There were over a thousand Brits stuck in the camp and Coward, as a German speaker and former quartermaster, was put in charge of the Red Cross packages that were assigned to them. This gave him access to the trains that arrived at the camp, where he saw the thousands upon thousands of Jews that were deposited at Auschwitz every day. Via Coward and other workers, the British prisoners of war donated portions of their food rations over to Jews and sent coded messages back to Britain, smuggled with the Red Cross. He even managed to swap clothes with one Jewish inmate for an evening and sneak himself into the Monowitz camp to experience the conditions with his own eyes.
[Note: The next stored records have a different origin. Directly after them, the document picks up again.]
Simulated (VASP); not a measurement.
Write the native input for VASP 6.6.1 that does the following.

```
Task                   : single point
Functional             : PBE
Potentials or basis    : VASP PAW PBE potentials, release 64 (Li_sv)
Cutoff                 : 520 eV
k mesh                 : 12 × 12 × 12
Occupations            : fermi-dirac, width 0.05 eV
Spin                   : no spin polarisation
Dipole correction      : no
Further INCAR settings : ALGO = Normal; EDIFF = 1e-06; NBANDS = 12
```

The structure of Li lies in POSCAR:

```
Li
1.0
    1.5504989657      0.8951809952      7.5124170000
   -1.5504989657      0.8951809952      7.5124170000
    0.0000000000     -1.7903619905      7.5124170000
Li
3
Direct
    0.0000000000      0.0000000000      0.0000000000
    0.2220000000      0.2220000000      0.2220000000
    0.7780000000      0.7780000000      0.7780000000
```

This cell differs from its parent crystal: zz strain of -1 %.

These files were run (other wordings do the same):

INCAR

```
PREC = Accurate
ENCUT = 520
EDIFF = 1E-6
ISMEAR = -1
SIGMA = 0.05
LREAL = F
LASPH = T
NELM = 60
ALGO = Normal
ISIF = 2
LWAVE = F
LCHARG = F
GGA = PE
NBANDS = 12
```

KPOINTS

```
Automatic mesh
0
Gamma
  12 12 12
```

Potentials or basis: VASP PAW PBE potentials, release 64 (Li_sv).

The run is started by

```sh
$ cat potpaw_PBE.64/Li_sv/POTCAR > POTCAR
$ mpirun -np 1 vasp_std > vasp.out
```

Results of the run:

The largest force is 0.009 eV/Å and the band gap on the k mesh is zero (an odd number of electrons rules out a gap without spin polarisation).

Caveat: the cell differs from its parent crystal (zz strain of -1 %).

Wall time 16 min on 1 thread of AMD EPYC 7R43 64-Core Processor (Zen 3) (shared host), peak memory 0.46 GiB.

Later, Coward would take Red Cross chocolate rations and use them to bribe SS officers to get the dead bodies of forced laborers from the work details, from which he would take the identity documents and then give them over to Jews: he himself estimated that he saved at least 400 Jews from the gas chambers in this way. Eventually, the British prisoners of war were taken to a different camp and then marched from Poland to Bavaria, where they were met by the advancing Americans and freed.
The level of bravery involved bordered on madness, but Coward would continue it after the war. Using the experiences that he gained at Auschwitz, he became a star witness for the prosecution at the Nuremberg Trials, providing testimony to the conditions of the camp and even physical details such as the location of the gas chambers. He was awarded the honor of Righteous Among the Nations by the state of Israel in 1963, the highest award is given to gentiles who assisted and saved Jews during the Holocaust.